NBC Universal may not have released its Olympics schedule yet, but it plans a far-reaching research initiative to measure what it is calling the largest single media event ever.
In addition to tapping Nielsen for broadcast and cable TV measurement, NBCU, which will feature 3600 hours of Olympic coverage from Beijing between Aug. 8-24 on multiple media platforms, including 2200 via live streaming broadband video, also will use different metrics for its online, video on demand and mobile presentations. The programmer will assemble and issue daily usage reports, under the heading of Total Audience Measurement Index for the first time.
Not only will the TAMi indicate total exposure to the Olympics each day, it will also give an indication of trends that develop on any one particular platform over the course of the Games, according to NBCU officials.
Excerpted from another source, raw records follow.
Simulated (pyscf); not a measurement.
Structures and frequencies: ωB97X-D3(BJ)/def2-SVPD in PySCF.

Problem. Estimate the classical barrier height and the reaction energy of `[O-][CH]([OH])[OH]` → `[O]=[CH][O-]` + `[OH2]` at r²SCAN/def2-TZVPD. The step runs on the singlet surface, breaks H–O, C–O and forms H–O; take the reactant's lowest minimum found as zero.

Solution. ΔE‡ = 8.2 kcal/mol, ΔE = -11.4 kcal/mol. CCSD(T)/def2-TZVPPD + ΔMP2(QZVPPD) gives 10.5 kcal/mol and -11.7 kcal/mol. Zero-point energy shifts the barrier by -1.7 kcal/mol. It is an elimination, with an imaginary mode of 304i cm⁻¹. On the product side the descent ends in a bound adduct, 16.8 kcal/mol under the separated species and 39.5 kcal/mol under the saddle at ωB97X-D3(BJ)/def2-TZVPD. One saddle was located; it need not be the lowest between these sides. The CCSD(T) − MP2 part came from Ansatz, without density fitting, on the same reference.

In addition to measuring the Olympics in a new way, NBCU will conduct a series of research projects to better understand how and why consumers are using the multiple media platforms available to them. Three major studies will take place focusing on consumption habits, behavior, changes, usage and patterns:
*an online survey of 500 Olympics consumers daily will help NBCU understand the total multiplatform experience;
* under a single-source panel, NBCU will join with IMMI to track the media behavior of 40 consumers across all of the vehicles, including the amount of time spent and what media they used during the day and both inside and outside the home;
*an Olympics qualitative panel will gather data via in-depth consumer interviews and diary entries, with the results informing why they made certain media choices;
NBCU will also conduct a series of studies to help demonstrate to advertisers the value of their Olympics investment. Using IAG engagement metrics, NBCU will provide clients with information on ad and sponsorship effectiveness for their broadcast advertising, and for the first time, their online advertising. The studies will also provide clients with information on the best media mix, highlighting which platforms, and which combination of platforms, were most effective.
“An event of this magnitude requires the biggest and most sophisticated research effort to measure it,” said NBCU president of research Alan Wurtzel in a statement. “The size and duration of the Olympics presents us with extraordinary opportunities to gather data on viewer behavior. Not only will we measure these Games in a way we've never done before, but we'll also be able to gather data that helps us better understand the new media consumer. At the end of the Olympics, no other research entity in the world will have as much knowledge on cross-platform usage as NBC Universal.”